Time Series Cube DM - IVOA Note

Tue Mar 21 16:39:35 CET 2017

Markus,

On Tue, Mar 21, 2017 at 9:35 AM, Markus Demleitner <
msdemlei at ari.uni-heidelberg.de> wrote:

> Dear DM,
>
>
> On Mon, Mar 20, 2017 at 03:47:55PM -0400, CresitelloDittmar, Mark wrote:
> > In the cube model, I want to say: "A DataProduct has one or more
> Coordinate
> > system specifications, and the DataProduct owns its instances of
> CoordSys"
>
> I think here we're getting to the bottom of what we're trying to work
> out here: *why* do you want to say this?  What I'm trying to argue in
> my parallel mail
> http://mail.ivoa.net/pipermail/dm/2017-March/005492.html (look for
> "For illustration") is that an object about you'd say such things
> isn't what's actually useful for clients.  These, rather, need
> annotation topical for what they're trying to do (data structure for
> a cube plotter, axis/frame metadata for data merging component,
> dataset metadata for an ingestor or a bibliography component).
>
> The only reason I can see to have a "God Object" that gobbles up all
> these individual annotations could be some sort of validation
> component, as you argue here:
>
> > My impression is not that you object to the items per se, but rather that
> > they are explicitly connected in the model.. that it would be sufficient
> to
> > simply serialize a coordsys instance in my cube, and since CoordSys is a
> > valid, modeled object, that is all I need to do.  If this is so.. what is
> > lost is the ability to validate the data product.  How do I know if the
> > instance has all the expected components?
>
> First, for me, yes it's the coupling of the various models I'm
> worried about.
>
> On the validation: What's actually relevant to a given client is that
> a given annotation is what it expects, e.g., frame metadata for the
> merge component I have imagined in the use case in the cited mail.
> For the merge component, an NDCube annotation is unimportant, as is
> the Dataset annotation; when there's good STC annotation, it is good
> to go.
>

> Now, having one big data model you're validating against would mean
> that a dataset can be invalid although the STC annotation is
> perfectly good.  The hypothetical component merging time series with
> different time scales would simply work although it's not a
> "DataProduct" in your sense.  If it asked a validator, the validator
> would say: "No, this dataset is broken, keep your fingers off".  So,
> the validator isn't useful to the merge component, and that would be
> a pity.
>

I consider the validation requirement a pretty important one..
  * an application like IRIS to verify that the product being read is
compatible with the code expectations
  * folks like 'Operations' to check that a data provider is producing what
they say they are

IMO, there should be a concept of 'this is a valid Spectrum instance'.
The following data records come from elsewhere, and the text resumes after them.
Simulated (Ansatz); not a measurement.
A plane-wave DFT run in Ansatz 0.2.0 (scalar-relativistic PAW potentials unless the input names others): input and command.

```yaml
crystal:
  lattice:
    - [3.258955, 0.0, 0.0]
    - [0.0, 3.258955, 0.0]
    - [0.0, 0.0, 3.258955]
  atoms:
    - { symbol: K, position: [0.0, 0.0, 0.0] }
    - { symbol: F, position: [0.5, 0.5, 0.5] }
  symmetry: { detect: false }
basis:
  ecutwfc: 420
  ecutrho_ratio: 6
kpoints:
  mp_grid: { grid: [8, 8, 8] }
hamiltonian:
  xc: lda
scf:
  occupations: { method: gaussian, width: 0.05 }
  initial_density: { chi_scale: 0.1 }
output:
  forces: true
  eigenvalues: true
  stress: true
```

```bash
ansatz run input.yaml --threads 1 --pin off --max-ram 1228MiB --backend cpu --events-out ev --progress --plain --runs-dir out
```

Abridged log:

For your 'merge component' application would not be checking if the product
was a valid NDCube,
it would be validating against STC.. which would presumably validate all
the STC instances.

>
> What I'm trying to sell is the concept that you validate *individual*
> annotations.  Based on this, clients can fairly reliably figure out
> whether or not they'll work.  For instance, something that has valid
> NDCube annotation can be used by a cube plotter even if it has
> missing or bad STC annotation.

I know this is just an example.. but how could a plotter work without valid
Coordinate (valid+error) annotation, which is not in cube?

> Conversely, regardless of the status
> of the Dataset annotation, a time series merge tool will work just as
> long as at least one STC annotation it understands is valid.
>

> In other words: I'm proposing to abandon the hope that "This dataset
> is valid" will be a statement useful beyond management and
> beancounting.  Instead, I hope we'll see "This dataset has valid
> STC-1, STC-2, photometry-1, Dataset-1, and NDCube-1 annotations",
> which tells concrete software if whatever annotation(s) it needs are
> all right.
>

I think we need more input from the client/Applications side... to me, this
feels like an interoperability nightmare (though I think you argue the
opposite).  An application would need to check that the instance contains
valid annotation for every component that it uses, rather than just knowing
it is OK by seeing it is an NDCube-1 instance.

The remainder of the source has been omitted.